Dear Readers,
This month marks the 20th year anniversary of the inaugural issue of "Security and Privacy" magazine, published by the Computer Society. The magazine complements the Security and Privacy Symposium with articles for a audience that includes security practitioners, interested technical experts from a general background, as well as academics. The magazine and symposium communities overlap in several dimensions, and the magazine often includes summaries of some of the Symposium papers. This month the magazine takes a look back at the papers from 2003. There were only 19 papers presented at the symposium that year, and while some were prescient in their investigations of what are today's methods and problems, it would have been difficult to foresee that 20 years later, hundreds of papers would be necessary to cover the scope of active research in security and privacy.
We see the need for this research almost daily when reading newspaper headlines about the effects of cybercrime as businesses shutdown to restore their systems, and users find their personal data has been disclosed and their personal assets are endangered. Constant vigilance is a necessity in our endangered computer world.
We have a book review this month from Sven Dietrich about the use of artificial intelligence in matters of national security. The collection of essays touch on matters such as policy, privacy, and law enforcement. AI will probably come to underpin decision-making in security systems. It is time to start thinking about the implications.
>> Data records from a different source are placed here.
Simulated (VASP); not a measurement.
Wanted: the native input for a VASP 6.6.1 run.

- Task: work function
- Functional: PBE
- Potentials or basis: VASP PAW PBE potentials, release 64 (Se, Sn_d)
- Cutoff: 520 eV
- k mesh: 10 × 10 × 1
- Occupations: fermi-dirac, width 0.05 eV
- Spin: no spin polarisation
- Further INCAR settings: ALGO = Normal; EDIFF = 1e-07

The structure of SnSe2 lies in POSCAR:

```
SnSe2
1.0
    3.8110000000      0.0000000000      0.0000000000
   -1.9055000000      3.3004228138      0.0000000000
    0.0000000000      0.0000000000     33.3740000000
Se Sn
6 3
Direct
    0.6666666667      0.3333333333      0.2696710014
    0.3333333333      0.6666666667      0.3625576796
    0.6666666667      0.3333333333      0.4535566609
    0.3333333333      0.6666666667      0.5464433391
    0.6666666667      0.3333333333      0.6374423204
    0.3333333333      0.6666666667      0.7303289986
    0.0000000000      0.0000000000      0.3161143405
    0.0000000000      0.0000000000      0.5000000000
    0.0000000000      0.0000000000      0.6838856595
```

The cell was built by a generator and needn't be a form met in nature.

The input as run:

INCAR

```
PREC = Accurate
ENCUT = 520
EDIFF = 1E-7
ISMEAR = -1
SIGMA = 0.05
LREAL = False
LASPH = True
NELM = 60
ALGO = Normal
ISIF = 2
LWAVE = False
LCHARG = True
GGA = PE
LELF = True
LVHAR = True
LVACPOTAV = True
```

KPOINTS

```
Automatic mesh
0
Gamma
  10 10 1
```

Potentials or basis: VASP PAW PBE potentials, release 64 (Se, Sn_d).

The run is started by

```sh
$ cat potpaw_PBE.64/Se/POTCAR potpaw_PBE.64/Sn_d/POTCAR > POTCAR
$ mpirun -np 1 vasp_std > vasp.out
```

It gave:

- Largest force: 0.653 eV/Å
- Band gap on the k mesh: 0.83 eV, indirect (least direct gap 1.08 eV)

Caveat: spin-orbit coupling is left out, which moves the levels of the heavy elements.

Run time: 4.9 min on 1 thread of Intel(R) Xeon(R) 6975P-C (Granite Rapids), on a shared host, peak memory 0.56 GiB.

An international coalition of law enforcement agencies, including the FBI, recently disabled a ransomware operation that cost businesses, especially healthcare providers, perhaps as much as $100M in ransom, not to mention the cost of restoring their systems and recovering from days or weeks of inability to function except through paper records. From the accounts, the takedown of "The Hive" was a painstaking operation involving months of surveillance and clever, legal, hacking. An amazing number of people now have expertise in combatting cybercrime, and that is a notable change from 20 years ago.
,The immortal bard saw similarities between the society of honeybees and human governments, and perhaps these hoary lines have new life, if only accidentally, in considering the FBI operation against "The Hive":
"We bring it to the hive and, like the bees,
Are murdered for our pains."
(Henry IV)"The commons, like an angry hive of bees
That want their leader, scatter up and down
And care not who they sting in his revenge."
(Henry VI)"Full merrily the humble-bee doth sing,
Till he hath lost his honey and his sting."
(Troilus and Cressida)May the angry and merry bees of malware keep their distance from us all.